Monday, August 02, 2004

The True Cyberpunks

I'm finishing Richard K. Morgan's Altered Carbon, its sort of fun, a through back to the days when the likes of Neal Stephenson, William Gibson and Bruce Sterling were writing something like straight science fiction. Gibson reports, I think on behalf of that cohort of writers, that the cyber-punk movement had to end because the future had arrived and it was much stranger than he had imaginged. Morgan doesn't feed any obligation to make his world any stranger or more inventive than the real world. He doesn't even hold up a mirror to the way the world. The Takeshi Kovacs books give voice to violent fantasies without having to really consider the consequences of that violence.

One of Moran's important characters is a "data rat", a skill hacker, part merc, part detective. Similar characters existed in the classic cyber punk works. These skilled professional were at the center of the action. Its not too much of a stretch to suppose that they were the characters with whom the reader was supposed to be able to best identify. Their abilities analyzing data gave them both power and freedom. The emerging culture surrounded the internet, at least in the early days of the boom, were energized with this sort of promise. And, to a surprising extent, the technology paid off on this promise. At least to the extent that it's inspired the above writers to move into contemporary and/or historical fiction.

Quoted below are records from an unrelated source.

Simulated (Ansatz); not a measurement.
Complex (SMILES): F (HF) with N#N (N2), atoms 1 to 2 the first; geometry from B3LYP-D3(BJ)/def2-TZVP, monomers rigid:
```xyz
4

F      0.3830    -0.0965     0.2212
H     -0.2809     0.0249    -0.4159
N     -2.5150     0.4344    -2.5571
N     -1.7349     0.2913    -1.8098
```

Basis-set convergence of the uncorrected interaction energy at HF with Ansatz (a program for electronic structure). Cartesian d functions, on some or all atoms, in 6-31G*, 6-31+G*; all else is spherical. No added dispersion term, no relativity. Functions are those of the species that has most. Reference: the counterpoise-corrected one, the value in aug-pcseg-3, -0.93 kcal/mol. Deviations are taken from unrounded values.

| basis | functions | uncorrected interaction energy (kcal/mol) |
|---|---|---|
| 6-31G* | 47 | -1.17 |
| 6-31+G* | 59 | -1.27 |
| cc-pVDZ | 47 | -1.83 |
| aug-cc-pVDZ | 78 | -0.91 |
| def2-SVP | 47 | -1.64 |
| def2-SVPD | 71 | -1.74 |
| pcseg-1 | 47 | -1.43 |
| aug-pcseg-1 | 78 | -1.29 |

But what about the promise of the data-runner. I remember the thrill that I got when I first developed some skills in teasing out hidden facts and discovering unseen patterns in the vast web of electronic data. There was a definite rush. I was working as a part-time proof reader/ copy editor. I bet fact checkers get the same rush. I bet mercs and detectives have more important things to do with their time. This sort of character has elevated the lowest position in the traditional publishing hierarchy to that of super-powered noire anti-hero.

I suppose it shouldn't be suprising that people in this position should find themselves elevated in genre fiction. What else is a struggling novelist going to do to buy food before selling that first novel?